Gold finished lower last week, but showed enough resilience to consider the possibility of a little more short-covering this week. However, the fundamentals and technical are bearish so it’s hard to get excited about the upside unless the buying is strong enough to overcome $1330.80.
In the meantime, the market is struggling to stay above last year’s close at $1294.20. Last week, sellers toyed with the idea of crashing this market when they took out $1287.50 to reach a new low for the year$1284.90, but they were probably a little hesitant to do so ahead of the U.S. Non-Farm Payrolls report.
Last week, June Comex gold settled at $1295.60, down $2.90 or -0.22%.
Gold has been a tricky market to trade this year. It started out strong, driven by expectations of a change in policy to dovish by the Fed. However, the rally stopped cold on February 20 at $1356.00. A month later, traders got their wish when the Fed strongly suggested it wouldn’t raise interest rates the rest of the year. However, bullish traders reacted with a whimper and the rally stalled again at $1330.80. It’s now trading only slightly above where it closed on December 31, 2018.
It’s hard to pin the weakness on one cause. Gold traders have had to deal with the Brexit deadline, President Trump walking away from nuclear talks with North Korea, the on-going U.S.-China trade dispute and the threat of additional tariffs, and a steep plunge in U.S. Treasury yields which caused an inverted yield curve, which signaled a potential recession later in the year.
Oh wait. All of those are potentially bullish factors if you believe in conventional wisdom that says gold is a safe-haven asset and goes up during times of geopolitical turmoil. I think the problem is, gold is not the safe-haven asset of choice anymore. That goes to the U.S. Dollar and the Japanese Yen.
Gold traders may or may not react to this week’s U.S. economic data, which includes consumer and producer inflation data, the FOMC Meeting minutes and several Fed speakers.
Additionally, gold traders may not be bothered by the direction of Treasury yields. However, they are likely to react to the direction of the U.S. Dollar and appetite for risky assets.

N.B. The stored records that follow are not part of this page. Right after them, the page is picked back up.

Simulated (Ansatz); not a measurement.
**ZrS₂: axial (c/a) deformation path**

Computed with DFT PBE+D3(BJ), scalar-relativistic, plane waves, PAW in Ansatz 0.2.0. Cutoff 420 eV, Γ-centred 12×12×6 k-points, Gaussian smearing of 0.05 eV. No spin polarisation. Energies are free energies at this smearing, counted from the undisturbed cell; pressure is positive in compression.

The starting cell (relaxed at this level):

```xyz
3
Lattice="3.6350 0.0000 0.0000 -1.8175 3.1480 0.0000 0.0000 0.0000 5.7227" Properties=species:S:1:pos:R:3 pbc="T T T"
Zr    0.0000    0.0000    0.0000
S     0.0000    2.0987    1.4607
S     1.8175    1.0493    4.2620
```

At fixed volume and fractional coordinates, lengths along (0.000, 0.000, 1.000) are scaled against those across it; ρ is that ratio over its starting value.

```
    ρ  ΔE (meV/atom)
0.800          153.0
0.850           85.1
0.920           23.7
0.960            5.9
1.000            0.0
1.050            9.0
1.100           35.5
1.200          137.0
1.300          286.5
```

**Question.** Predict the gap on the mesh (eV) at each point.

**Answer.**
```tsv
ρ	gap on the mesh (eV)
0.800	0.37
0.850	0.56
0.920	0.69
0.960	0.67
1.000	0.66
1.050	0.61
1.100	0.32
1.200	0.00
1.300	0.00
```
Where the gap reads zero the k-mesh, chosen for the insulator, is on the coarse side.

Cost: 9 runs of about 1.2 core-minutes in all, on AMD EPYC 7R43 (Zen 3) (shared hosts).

All we can say at this time is gold is not a leader, it is a follower. If Friday’s price action is any indication then we could see some light short- covering early in the week if yields decline as well as equity markets.
U.S. stocks are up about 10 sessions from their recent bottoms and investors are getting ready for earnings season so they have an excuse to book profits. This may be just enough to attract some buying.
However, turning lower for the year on a move under $1294.20 and taking out last week’s low at $1284.90 with conviction could drive prices another $10 to $20 lower.